I mentioned to someone that I have gained 12 pounds earlier today and they responded with, "You look like you have lost more weight! Maybe there is a problem with your scale?" Maybe there is a problem with my scale, and my mom's scale, and all those trolls sneaking into my drawers at night to sew my clothes smaller. I couldn't care less if anyone notices that I have packed put on some pounds, I feel like garbage and feel completely uncomfortable. My biggest complaint in all of this is when this happens how am I supposed to stay motivated? how does anyone stay motivated?  How am I supposed to stay motivated in any way, shape, or form for anything?


Tuesday, January 21, 2014

the road to a better shaped me.

after doing nothing extra on Friday, Saturday, Sunday or Monday, I headed out today while snow was falling to do my usual 5k workout. about 13 minutes in my phone died, even though it said 45% when i left the house, and obviously didn't properly calculate my "run". i felt like garbage, but i was totally pissed off because of the technological interruption. I guess i should have looked at it as a favor being that it was about 23 degrees and snowing heavily. I got 2 miles out of today, and this week is looking super rough; cold, bad weather, running sneaker treads kinda shot, and running on the treadmill causes a lot more pain than anything else.

i was ahead of Jenski by the end of the week, but of course with my laziness and interruption today, I'm about 7 miles behind! how can i possibly make that time up?! guess, i'll just have to try.

have i mentioned, since Christmas I have gained and held onto 7 pounds, which really makes me so motivated to run. i do the usual, muscle weighs more than fat, spiel but of course, who gives a shit if it's true, its still there and i feel it. other than all that, i'm ridiculously tired, want nothing more than to stay home and snuggle with RB under the blankie, and not move, not even to eat... when's my next vacation?!?

Monday, January 20, 2014

milestone kind of a year.

2014 is filled with a lot of relationship milestones. I'm not sure why  we do things in increments of 5, they seem to be more of a milestone than in increments of 6, or 7, also milestone worthy, but 5 seems to be the go to tracking method.

March will mark RB and I's first kiss, 10 years ago!! and on March 6th we will have been married for 5 years. This is a huge deal to me, because between years 2-4, it was kinda touch and go, this isn't to say that things are perfect, because there is no such thing, but, to be married 5 years, it is a milestone after all the bullshit that we put each other through during the first few years of marriage. It's very comforting to know that we pulled through some super hard times, and have found a groove, and how to properly deal with each other instead of slicing his throat while he sleeps just to watch him bleed. 

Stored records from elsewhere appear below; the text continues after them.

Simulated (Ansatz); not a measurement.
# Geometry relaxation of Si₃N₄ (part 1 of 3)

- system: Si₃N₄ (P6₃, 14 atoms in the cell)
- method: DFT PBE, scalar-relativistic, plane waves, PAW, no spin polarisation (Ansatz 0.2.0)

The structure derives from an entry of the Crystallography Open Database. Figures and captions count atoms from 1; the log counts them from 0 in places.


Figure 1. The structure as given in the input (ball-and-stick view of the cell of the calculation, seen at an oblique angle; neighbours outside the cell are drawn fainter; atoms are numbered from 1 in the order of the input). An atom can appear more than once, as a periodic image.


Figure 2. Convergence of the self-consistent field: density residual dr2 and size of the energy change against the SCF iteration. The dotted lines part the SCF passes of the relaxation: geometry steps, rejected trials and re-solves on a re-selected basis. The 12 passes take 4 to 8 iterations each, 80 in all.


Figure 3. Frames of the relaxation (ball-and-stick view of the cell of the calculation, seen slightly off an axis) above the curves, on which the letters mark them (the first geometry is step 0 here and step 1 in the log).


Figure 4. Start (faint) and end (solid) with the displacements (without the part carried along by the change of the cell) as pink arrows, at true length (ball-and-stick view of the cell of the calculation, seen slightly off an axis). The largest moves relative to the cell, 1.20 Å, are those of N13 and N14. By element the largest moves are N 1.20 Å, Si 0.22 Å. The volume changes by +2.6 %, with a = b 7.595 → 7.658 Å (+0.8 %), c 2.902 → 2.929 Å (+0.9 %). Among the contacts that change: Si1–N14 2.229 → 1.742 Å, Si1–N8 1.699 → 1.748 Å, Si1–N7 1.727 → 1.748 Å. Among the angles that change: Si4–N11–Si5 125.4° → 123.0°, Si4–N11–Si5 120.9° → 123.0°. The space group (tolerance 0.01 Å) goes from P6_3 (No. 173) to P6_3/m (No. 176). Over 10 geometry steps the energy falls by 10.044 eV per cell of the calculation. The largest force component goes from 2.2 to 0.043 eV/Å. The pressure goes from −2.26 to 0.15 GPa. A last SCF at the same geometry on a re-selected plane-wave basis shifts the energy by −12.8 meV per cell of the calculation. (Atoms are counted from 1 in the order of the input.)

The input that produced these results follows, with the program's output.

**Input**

I am excited to celebrate this milestone. We aren't big on celebrating our anniversary or things like a "first" kiss, or valentine's day, but we do have our own versions of celebrating. for instance, for valentine's day we have kosher valentine's day and we go to dinner for our anniversary. Although, you will often find us out to dinner on the weekends, we try to make sure that our anniversary dinner is slightly more "fancy". We have decided to go to the same place we went to last year to celebrate, and I'm thinking that from now on, that will be our go-to anniversary spot. 

This July will be yet another milestone, it marks the 15th anniversary of RB and I meeting each other for the first time. Maybe one day I can get him to write his version of our meet-cute, but, for now you'll have to settle for mine. 

RB and I have an interesting story, and I'm not sure if I've ever told you my version of our meet-cute, forgive me if I repeat myself.

I met Rick* in the summer of 1997,  I was 16 and he was headed to college in the fall. We hung out for some of the summer, doing what a 16 year old and an 18 year old does. He left for school and met his roommate. The following summer, 1998, Rick began working at our locale toys r' us and became friends with this kid named Sam*, Sam was a hilarious character and provided much entertainment for the remainder of the summer. One night, Rick, Sam and a few other guys all hung out, they decided to invite Rick's roommate from college, who was supposedly a very funny individual, unfortunately I was grounded for doing something I probably shouldn't have, and couldn't go. I was mostly bummed because I was 17 and stuck at home, but also because I was tired of hearing all about Rick's roommate. The summer continued and I never got the chance to meet Rick's supposed hilarious roommate. Finally, the summer of 1999 arrived and everyone was home from college! One fateful evening I arrived at Sam's parents house, as we did every night in the summer, there was a new face there. Rick was no where to be found, but Sam was talking to this nerdy looking kid in a white t-shirt, khaki shorts, and open-button down collard shirt. After being introduced to RB, Sam did something stupid, to which RB said something ridiculously sarcastic and I simply couldn't stop laughing. That was it, it was our meet-cute, ever since then he's been making me laugh ridiculously everyday. People have come and gone, but we've stayed together.

I thought once that I didn't want things to change, and then I couldn't wait for things to to change. Now, I'm glad we've gone with the flow, and I love him more today than yesterday, but not as much as tomorrow (as corny as that sounds). I look forward to celebrating our next 5, 6, 7, 50 years, and I can't wait to continue to "ride the wave where it takes me".